Discussions of police violence in American cities have led to the introduction of some troubling policy changes since the initial surge of protests in the summer of 2020. Rather than addressing the conduct of law enforcement, lawmakers across thirty-four states have been pushing more than 80 bills that strip the protections peaceful protesters have against both state and anti-protester violence, thereby limiting free speech (1). Recent incidents have led to a resurgence of anger directed at a specific practice that some police departments take part in: no-knock warrants.
It is generally illegal for police officers to break into private property without announcing themselves beforehand and attempting to gain compliance, even if they have a warrant to search the property (2). However, there are specific types of warrants, called no-knock or quick-knock warrants, that give police the legal right to forcibly enter a home without any previous notice or just seconds after announcing themselves.

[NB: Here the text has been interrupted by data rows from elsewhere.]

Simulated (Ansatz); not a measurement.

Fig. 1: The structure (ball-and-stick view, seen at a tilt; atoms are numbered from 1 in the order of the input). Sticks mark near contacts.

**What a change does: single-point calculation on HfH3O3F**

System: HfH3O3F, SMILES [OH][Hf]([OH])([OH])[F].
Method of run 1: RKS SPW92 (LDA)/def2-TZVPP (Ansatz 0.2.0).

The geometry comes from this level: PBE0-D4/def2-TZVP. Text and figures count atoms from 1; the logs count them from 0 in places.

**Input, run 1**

No-knock warrants were first implemented in the United States by the Nixon administration in the 1970’s as part of “the war on drugs” and their used has increased exponentially in the decades since (3). The idea is that the suspects would have less time to dispose of evidence (drugs) if the police can enter as soon as they make the suspects aware that they are there. In practice, these kinds of warrants are more often executed by heavily armed teams with military-levels of strategy and weapons (colloquially called SWAT teams) who are generally sent to raid a place for marijuana (3). Interestingly, 80% of all SWAT team deployments in the US are used to serve drug search warrants (4), rather than for purposes like riot control or confrontation with violent criminals.
No-knock warrants, like most police actions, are disproportionately carried out against racial minorities, especially black people (2). No-knock warrants also increase the probability that the confrontation will end in violence, and have led to the deaths of several dozen people, both ordinary citizens and officers. There were two recent and very high-profile cases of police entering a home at night under a no-knock warrant that resulted, both times, in the deaths of civilians who were not even named on the warrants; Breonna Taylor in Louisville, 26, and Amir Locke in Minneapolis, 22, were both killed by police officers during no-knock raids (5). If no-knock warrants continue, these same exact tragedies will also continue to repeat themselves. Are these innocent deaths justified by the slight potential of convicting a few more people of non-violent, drug-related crimes?
No-knock warrants have also received a great amount of criticism from second amendment advocates (2). Much of the violence that has resulted from no-knock warrants began specifically because legal gun owners thought their homes were being invaded by non-police individuals, and they reacted accordingly. Even when the civilians have some amount of trigger discipline in these immediate and frightening circumstances, the police often do not, and will fire as soon as they see anything resembling a weapon.
So, no-knock warrants are broadly considered to be bad on an individual level because they increase the risk of personal harm to both civilians and police officers, with minimal evidence of benefits. But what relationship does this practice and its widespread use have with the democratic system of the United States?
The increased use no-knock warrants is a part of the broader trend of the militarization of American police forces over the last several decades. Police forces have been allowed more power over citizens, both physically in terms of access to military-grade weapons and legally in their ability to suspend and circumvent personal rights. Even though the police are formally decentralized in the United States, meaning there isn’t one central authority calling the shots for every police department in the country, there is still a broader police culture, with standards of normalization in their behavior (6). If one department starts crossing the line between increasing security and impeding individual rights and then receives little to no consequences, other departments are likely to follow suit.
This overextension of enforcement power is inherently an issue of democracy because the rights ensured by the democratically established federal laws are being usurped by local, procedural ordinances, but there is also the potential for this to actively interfere with democracy. If the interests of this police culture begin to fall out of line with the general public, the lack of checks on police power may unduly affect elections, policymaking, and, especially, freedom of speech.
Police are actors of the state; they are supposed to carry out the will of the state and are thus entrusted with the power of the state. In a perfect democracy, the will of the state is the will of the people, but perfect democracies do not exist. When the police are given such leeway, when their actions are not restricted to executing the law of the land, the biases that have developed with police culture will begin to suffuse in and affect their actions. “Law enforcement groups” have a large amount of financially-backed sway over both political parties (7) and the physical measures police culture will resort to (very often without facing any repercussions) when it is threatened by democratic consensus were made very clear every in the summer of 2020. While a few of the protests against police brutality involved some violent outbursts against property, the vast, vast majority of the tens of millions of Americans protesting denounced the violence, yet police all over the country overwhelming responded with escalation and violent suppression tactics (8).
Peaceful protest, gathering in public spaces to advocate for policies people want enacted because they will lead to better living conditions is textbook freedom of speech, a cornerstone of democracy. State actors enacting such brutal measures against these peaceful protesters, with open encouragement from the federal administration of the time, should be deeply troubling for anyone concerned with the future of democracy in America.